The company has already begun to implement the plan in a few communities. Verizon announced that it will not be repairing the damaged copper networks in Fire Island, New York and Mantoloking, New Jersey, as well as some costal towns that surround the latter. Instead, the company is rolling out a fairly new program called Voice Link, which includes an in-home box that connects to Verizon's wireless network, and is said to act almost exactly as traditional phone service would. But Verizon hasn't filed a similar rule proposal with New Jersey, and without such a change passing in either state, the company could be violating certain FCC regulations.

Carriers can't reduce traditional phone services without receiving FCC approval because of the extent that communities rely on them, but in many cases they can replace those services with equivalent or improved offerings. Without the proposal passing, “the legal question becomes, 'do you count this as an impairment or not,'” Harold Feld, senior vice president of Public Knowledge, told The Verge in a phone interview. Because Verizon is treating Voice Link as an equivalent service — if not an upgrade — to existing copper wire phone offerings, the company likely thinks that it sits on the brighter side of the legally gray issue, if it thinks that issue is gray at all.

Even under the current rules, Feld suspects that the FCC won't take action, but it's almost certain that wireless service will be a compromise for some residents. Certain systems that run over traditional lines, such as burglary alarms and DSL internet, won't function over Voice Link. And while Verizon says that the in-home box has a backup power supply with 36 hours of standby battery life or two hours of talk time, it can't continue to operate during an extended blackout the way copper service could. “There are a lot of things that ought to raise concerns," Feld said. "The first is, none of the people in these areas volunteered to be beta testers for this technology.”

Verizon is eager to leave copper behind

Verizon wouldn't go into detail on the laws and regulations that govern the implementation of Voice Link, but a spokesperson maintained to The Verge that the company is following all applicable rules. It believes that the proposal it made in New York speaks to the company's intentions — to provide robust telecom services to the community in Fire Island — but it doesn't clarify whether or not the proposal's acceptance is needed to gain full legal clearance, nor what it could mean for the future.

New York's Public Service Commission hasn't responded to the proposal yet, but if it were to accept it — and Verizon is pushing for them to do so very quickly — it will open up more than just Sandy-related opportunities for the company to leave copper behind. There's little doubt that Verizon will view costly, remote areas as being better served by wireless connectivity, and the company could then begin asking permission to take those communities over to wireless as well.

For now, Feld is curious to see if Voice Link will actually work as seamlessly as Verizon promises, "It ought to worry us that we’re seeing entire communities with a technological choice flipped without any details besides Verizon’s sales fliers."

Verizon's full statement is below:

In the aftermath of Hurricane Sandy, Verizon recognized how advances in communications technology could be used to improve the customer experience. Voice Link is an excellent solution to provide reliable voice serve to customers after any kind of weather-related event or emergency situation which otherwise would negatively impact customers served by a traditional copper network infrastructure (e.g. broken poles, downed wires and trees, flooding).

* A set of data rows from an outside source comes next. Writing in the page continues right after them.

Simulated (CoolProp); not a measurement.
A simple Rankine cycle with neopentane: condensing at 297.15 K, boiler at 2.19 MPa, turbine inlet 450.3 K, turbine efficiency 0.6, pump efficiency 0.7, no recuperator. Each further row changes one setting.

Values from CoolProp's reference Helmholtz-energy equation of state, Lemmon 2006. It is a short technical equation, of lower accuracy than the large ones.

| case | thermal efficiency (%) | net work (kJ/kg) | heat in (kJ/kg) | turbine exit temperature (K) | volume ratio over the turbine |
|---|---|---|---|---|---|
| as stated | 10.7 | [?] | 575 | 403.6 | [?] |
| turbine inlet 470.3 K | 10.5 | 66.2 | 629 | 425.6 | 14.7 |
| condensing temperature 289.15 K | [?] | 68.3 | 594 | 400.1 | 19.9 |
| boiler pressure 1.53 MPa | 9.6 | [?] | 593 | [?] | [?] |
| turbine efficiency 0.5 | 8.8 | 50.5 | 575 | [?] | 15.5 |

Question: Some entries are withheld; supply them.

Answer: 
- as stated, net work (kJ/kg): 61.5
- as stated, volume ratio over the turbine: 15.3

Voice Link is specifically designed to provide many of the same voice features and functions that customers enjoy today with copper-based landline telephone service, including enhanced 911, Caller ID with name, call forwarding and three-way calling.

From a regulatory perspective, Verizon has conducted extensive outreach with industry groups and regulators on both the federal and state levels to discuss this new technology and how it may fit in with current regulations – which in many cases haven’t been updated in decades.

Verizon abides by all rules and regulations – both state and federal – related to the provisioning of voice services and submits filings where it is may be necessary, depending on each state’s regulatory environment. At this point, we’ll let our filings speak for themselves.